2020-03-08 Thread brian.gallagher


brian.gallagher  added the comment:

I agree that there is an appeal to leaving any normalization to the application 
and that trying guess what people want is a tough hole -- I hadn't even 
considered what casing would mean in a general sense for Unicode.

I'm not entirely convinced that this should be pursued either, but I'll refine 
my proposal, provide a little context in which I thought it could be a problem 
and see what you guys think.

1. Some code is written that assumes get_close_matches() will match on a 
case-insensitive basis. Only a small bit of testing is done because the 
functionality is provided by the standard library not the application code, so 
we throw a few examples like 'apple' and 'ape' and decide it is okay. We later 
on discover we have a bug because we actually need to match against 'AppLE' too.

2. The extension I had in mind was to match on a case-insensitive basis for 
only the alphabet characters. I don't know much about Unicode, but there's 
definitely gotchas lurking in my previous statement (titlecase vs. uppercase) 
so copying the behaviour of string.upper()/string.lower() would seem reasonable 
to me. The functionality would only be extended to match the same strings it 
would anyways, but now ignore casing. We wouldn't be eliminating any existing 
matches. I guess this still has the potential to be a breaking change, since 
someone might indirectly be depending on this.

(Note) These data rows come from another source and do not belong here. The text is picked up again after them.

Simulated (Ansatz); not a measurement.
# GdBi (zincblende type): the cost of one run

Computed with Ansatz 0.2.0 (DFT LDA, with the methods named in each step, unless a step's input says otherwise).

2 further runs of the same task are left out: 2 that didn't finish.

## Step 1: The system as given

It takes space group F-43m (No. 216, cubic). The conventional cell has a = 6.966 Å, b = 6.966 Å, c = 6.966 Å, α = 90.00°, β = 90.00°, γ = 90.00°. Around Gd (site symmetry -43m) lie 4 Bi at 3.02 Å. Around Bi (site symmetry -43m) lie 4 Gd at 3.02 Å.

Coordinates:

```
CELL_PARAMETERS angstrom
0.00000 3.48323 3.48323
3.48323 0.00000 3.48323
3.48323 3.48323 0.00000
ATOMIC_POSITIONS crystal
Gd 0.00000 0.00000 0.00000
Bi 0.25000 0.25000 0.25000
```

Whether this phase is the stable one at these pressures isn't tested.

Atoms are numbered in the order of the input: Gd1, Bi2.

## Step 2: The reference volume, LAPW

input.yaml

For 1., not testing that your code can handle mixed case comparisons in the way 
you're assuming it will is probably your own fault. On the other hand, I think 
it is a reasonable assumption to think that get_close_matches() will match an 
uppercase/lowercase counterpart since the function's intent is to provide 
intuitive matches that "look right" to a human. 

Maybe this is more of a documentation issue than something that needs to be 
addressed in the code. If a caveat about the case sensitivity of the function 
is added to the documentation, then a developer can be aware of the limitation 
in order to provide any normalization they want in the application code.

Let me know what you guys think.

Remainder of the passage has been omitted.